From: OT
So Bill, do I make any adjustments after conversion, using the preview function? That’s what’s puzzling me. And I do have the actual ICC profiles for each of the Frontier machines in my area
If you have the profile I’d open up a soft proof with it (with ‘Simulate: Paper White’ checked, ‘use black point compensation’ checked and probably Rel Col for the rendering intent) and use adjustment layers to tweak the file (usually the contrast is lower due to the reduced dynamic range of the paper vs your monitor), then group all these adjustment layers specific to that profile in a layer set with a name like "Costco ICM profile". That way you can turn them on/off with one click, you still have the original data unaltered, and you can create different layer sets for different profiles, enabling only the one you want to print on.
If the printer profile is accurate and if your monitor profile is accurate and if you don’t have many colors out of gamut you should get a good match, but that’s a lot of ‘ifs’ 🙂
Then I’d still convert to sRGB and send it out.
In my first post I said "if you have the *specific* ICM profile for that particular Frontier machine I’d convert to that profile …" but that’s probably not good advice for a place like Costco or Sams. I’m guessing they assume all files are sRGB and their printers do a conversion to the specific profile RGB numbers, so if you have already converted once to their profile and they do it a second time you’ll no doubt get a color cast.

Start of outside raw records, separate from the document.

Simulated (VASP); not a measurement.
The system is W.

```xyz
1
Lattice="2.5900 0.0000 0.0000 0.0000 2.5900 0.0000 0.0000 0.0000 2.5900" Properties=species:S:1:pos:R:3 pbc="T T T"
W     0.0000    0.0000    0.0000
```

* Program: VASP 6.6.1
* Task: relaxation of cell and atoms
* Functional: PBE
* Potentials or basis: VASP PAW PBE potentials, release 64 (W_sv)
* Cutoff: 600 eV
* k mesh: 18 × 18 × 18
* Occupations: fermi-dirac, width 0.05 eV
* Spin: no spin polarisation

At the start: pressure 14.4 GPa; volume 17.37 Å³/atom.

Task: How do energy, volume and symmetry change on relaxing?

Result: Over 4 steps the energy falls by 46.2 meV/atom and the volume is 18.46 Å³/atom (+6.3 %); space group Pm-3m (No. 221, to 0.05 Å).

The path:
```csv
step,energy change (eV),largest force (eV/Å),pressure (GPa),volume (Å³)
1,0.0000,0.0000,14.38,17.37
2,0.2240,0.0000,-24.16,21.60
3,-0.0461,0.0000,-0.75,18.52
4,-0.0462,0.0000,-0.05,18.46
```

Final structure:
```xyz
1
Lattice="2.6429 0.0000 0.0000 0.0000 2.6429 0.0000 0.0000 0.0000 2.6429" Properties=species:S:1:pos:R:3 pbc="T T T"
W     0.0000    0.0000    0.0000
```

I was thinking of a lab like Calypso in Santa Clara when I wrote that, they have their LightJet profiles on-line for download and you can either send in an unconverted file and Calypso will apply it or you can do the pre-flighting (convert to profile, add border, size it exactly, etc) and get a discount. But they also sell prints from an Epson 9600 and for that one they specifically say do NOT convert to profile first. I’m pretty sure a local Frontier printer would prefer the files unconverted too.